If you love a good stinky cheese, you’ll appreciate that a statue was built to commemorate the patron saint of stinky cheeses, Marie Harel, and that a Google Doodle was later doodled in her honor. Harel was a cheese maker in a village in Normandy, in northern France, and near the end of the 18th century, when she was about 30, she is said to have made some of the earliest versions of what we now recognize as Camembert. That story has many versions, but all of them end the same way: Harel’s legacy is an incalculably long line of cheeses with peach-fuzz soft rinds and creamy centers, wrapped and transported in tiny wooden crates.

The best Camemberts are still made in Normandy, with raw cow’s milk, to a very specific set of standards. Fresh, wobbly curds are ladled by hand into molds to ripen with microbes in humid conditions. As they firm, the wheels are evenly salted and flipped. With a little time and a lot of attention, the cheeses peak. For just a few days, each one is magnificent: Sticky and optimally stinky. The Camembert’s soft, bloomy rind wrinkles like an old knuckle and turns a rusty orange in places, following the pattern of the surface where it was rested. The inside is a uniformly pale yellow, tender all the way through, but with a touch of leisurely and almost elastic ooze.

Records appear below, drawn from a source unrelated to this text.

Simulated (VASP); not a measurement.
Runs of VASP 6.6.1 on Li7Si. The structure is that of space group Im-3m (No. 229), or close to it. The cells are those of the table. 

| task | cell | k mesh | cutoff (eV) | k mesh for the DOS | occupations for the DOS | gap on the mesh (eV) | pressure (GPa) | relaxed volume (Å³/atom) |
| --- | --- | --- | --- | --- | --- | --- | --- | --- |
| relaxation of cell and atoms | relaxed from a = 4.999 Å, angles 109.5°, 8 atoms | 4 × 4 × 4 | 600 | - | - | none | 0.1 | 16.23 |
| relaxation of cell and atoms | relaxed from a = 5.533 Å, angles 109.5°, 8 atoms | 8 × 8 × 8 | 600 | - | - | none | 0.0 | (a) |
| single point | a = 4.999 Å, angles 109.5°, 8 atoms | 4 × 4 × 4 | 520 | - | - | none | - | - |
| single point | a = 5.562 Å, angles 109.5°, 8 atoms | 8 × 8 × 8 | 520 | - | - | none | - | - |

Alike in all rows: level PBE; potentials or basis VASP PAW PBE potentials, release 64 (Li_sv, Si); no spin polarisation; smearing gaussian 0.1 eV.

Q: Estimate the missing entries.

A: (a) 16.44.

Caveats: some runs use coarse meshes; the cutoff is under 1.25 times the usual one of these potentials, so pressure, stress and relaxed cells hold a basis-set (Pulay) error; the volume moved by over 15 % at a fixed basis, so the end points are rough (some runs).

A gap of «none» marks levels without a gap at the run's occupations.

Some people will compare the taste of a ripe Camembert to mushrooms, to forest walks, to cooked cabbage. And some people will wonder what those people are talking about. Artisanal raw-milk Camembert, with its in-your-face flavor, is increasingly rare, even in France, where less than 10 percent of the Camembert on the market is the traditional stuff known as Camembert de Normandie. As Harel’s cheese became popular, the work of village cheese makers was mimicked on bigger production lines and factories turned out more muted cheeses from pasteurized milk. The cheese is more of a brand now than a craft, and in 2021, Camembert labeling laws will change so that it’s even harder to tell them apart.

But there’s a good thing about a majority of the Camembert sold in France, and so much of the Camembert made and sold around the world — the cheap, substandard, deodorized, dead-inside wheels — which are much easier to get your hands on at the supermarket. These cheeses are at the heart of a different tradition: the baked Camembert. Baking has always been a way for cooks to coax an overripe, or a just-O.K. cheese, in the direction they like, to bring up the herbs and the florals, to fill out whatever might be missing. And yet pastry-wrapped baked cheese now seems like a relic. In our collective imagination, it’s the snack at a book-club meeting where no one has read the book. It’s the most exciting appetizer at a 1970s suburban dinner party. But it’s also, regardless of how you feel about its style, one of the most reliable ways to delight a small group of omnivorous people.

The idea is simple: Wrap a whole wheel of Camembert in puff pastry, making sure it’s sealed tight, and then bake it until the pastry is browned. But that’s just the blueprint, and you can build on it. You could cut the cheese in half horizontally and fill it up with caramelized onion and bacon and a spoonful of fruit preserves before you wrap it. (On YouTube, French bloggers love to add a layer of sliced boiled potatoes to the onion-bacon mixture.) Others leave the cheese whole but douse it with honey and walnuts, then sprinkle some thyme leaves over it. You could roughly chop a mixture of dried fruit and mix it with a spoonful of Cognac and let it all steam inside the cheese, sinking into the Camembert as it roasts. Slide the pastry onto a platter and surround it with a lot of salad leaves dressed simply in oil and vinegar — bitter leaves like radicchio tend to work best, but do what you like. There may be bad Camembert, a lot of it, in fact, but there’s no such thing as a bad baked Camembert.